I'm proud of what my team and I were able to accomplish. Unfortunately my boss wasn't as impressed. In October 2004, with no discussion or explanation and while I was actively interviewing for my third direct report, I had all my direct reports reassigned to another manager, my decision-making authority was also moved to this other person, and I was told my new role would be simply to do development. It was spun as a good thing; this was a role I could "grow with" and "move the company forward". I didn't buy it.
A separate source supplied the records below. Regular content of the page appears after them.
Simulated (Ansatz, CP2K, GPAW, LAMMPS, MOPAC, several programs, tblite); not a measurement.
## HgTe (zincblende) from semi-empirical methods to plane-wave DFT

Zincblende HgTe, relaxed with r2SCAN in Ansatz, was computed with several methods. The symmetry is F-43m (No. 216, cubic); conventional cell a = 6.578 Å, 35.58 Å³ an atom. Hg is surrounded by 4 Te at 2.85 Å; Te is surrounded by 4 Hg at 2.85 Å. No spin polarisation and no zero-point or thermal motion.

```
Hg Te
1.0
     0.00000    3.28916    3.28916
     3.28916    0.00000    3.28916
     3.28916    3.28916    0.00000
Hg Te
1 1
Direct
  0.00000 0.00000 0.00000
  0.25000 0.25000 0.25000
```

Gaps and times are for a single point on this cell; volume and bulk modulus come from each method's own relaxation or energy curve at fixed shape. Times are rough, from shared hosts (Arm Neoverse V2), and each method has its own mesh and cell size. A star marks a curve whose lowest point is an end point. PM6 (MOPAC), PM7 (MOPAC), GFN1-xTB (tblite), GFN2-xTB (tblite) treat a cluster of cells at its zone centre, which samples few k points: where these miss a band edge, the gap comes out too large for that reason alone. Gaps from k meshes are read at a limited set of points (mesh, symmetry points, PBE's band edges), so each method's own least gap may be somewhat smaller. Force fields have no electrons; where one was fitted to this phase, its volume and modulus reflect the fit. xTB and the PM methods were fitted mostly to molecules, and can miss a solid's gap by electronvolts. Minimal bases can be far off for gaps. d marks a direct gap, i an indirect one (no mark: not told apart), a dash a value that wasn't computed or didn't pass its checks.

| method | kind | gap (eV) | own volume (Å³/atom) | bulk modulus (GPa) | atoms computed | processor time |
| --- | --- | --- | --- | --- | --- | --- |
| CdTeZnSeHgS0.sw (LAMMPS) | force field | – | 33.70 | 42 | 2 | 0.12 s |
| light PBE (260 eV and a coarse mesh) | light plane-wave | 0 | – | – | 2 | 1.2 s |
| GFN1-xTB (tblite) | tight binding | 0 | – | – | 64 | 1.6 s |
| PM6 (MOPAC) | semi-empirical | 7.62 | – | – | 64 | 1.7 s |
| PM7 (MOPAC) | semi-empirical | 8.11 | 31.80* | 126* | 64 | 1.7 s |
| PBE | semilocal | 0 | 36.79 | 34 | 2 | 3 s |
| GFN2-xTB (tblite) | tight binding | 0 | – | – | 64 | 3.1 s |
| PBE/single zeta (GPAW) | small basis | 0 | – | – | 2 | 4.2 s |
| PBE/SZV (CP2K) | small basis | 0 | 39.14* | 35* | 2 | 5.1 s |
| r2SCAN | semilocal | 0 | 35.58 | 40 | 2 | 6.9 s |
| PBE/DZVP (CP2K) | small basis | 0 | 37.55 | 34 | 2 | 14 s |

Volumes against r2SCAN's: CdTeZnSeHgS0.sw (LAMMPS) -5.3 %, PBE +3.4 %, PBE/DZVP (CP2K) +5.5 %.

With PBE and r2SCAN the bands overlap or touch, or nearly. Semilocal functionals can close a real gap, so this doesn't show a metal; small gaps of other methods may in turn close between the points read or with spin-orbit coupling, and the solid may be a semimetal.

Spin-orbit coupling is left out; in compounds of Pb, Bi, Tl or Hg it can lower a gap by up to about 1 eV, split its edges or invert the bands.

I stuck it out for two years, and in September 2006 I brought it to my manager's attention that I wasn't very happy with how things were going. I had been moved from an office near executives who were often gone or in closed-door meetings to a noisy cube beside the call center. Projects were being scheduled so tightly it felt like I was in a pressure cooker. I was doing purely Notes client development and web development was being outsourced. I was told I was more valuable cranking out Notes client applications and didn't have the time to slow down and learn anything new.

My boss admitted he was seriously concerned since he knew if I left a tremendous amount of business knowledge would be walking out the door. He committed to hiring another person to take some of the workload off me and keep him from being in a desperate position if I did decide to leave. He also committed to addressing the working environment issue, and freeing up some time for me to get involved in building a more modern skillset.

I reminded my boss again in December of his promises, he agreed to get on it. I reminded him again in March. A couple of weeks ago we had virtually the same conversation from last September, only this time I had a resignation letter in my hand. He was genuinely surprised. We did come to an agreement that has me finishing up some projects and providing transitional training to current IT staff and whomever the hire to fill my position. I didn't say "replace me" because they could never do that. ;-)

Soon I will be settling into my new job and will provide more specifics shortly. The big change is my new employer is purely a Microsoft shop, and I'll be doing mostly VB, Access and SQL Server work. The last time I used Outlook was in 1998, so this should be interesting. I'll be sure to keep a list of the "but in Notes I could..." moments, and share them.


  1. I empathize with the difficult situation you were in. I've been there in the past. Unfortunately, it seems like if an employer/manager doesn't "get it" on their own, or at least the 1st time you point it out, it just isn't going to happen. And you end up having to make a decision like you made - and I've known a few people who would fuss too much and the employer made the decision for them.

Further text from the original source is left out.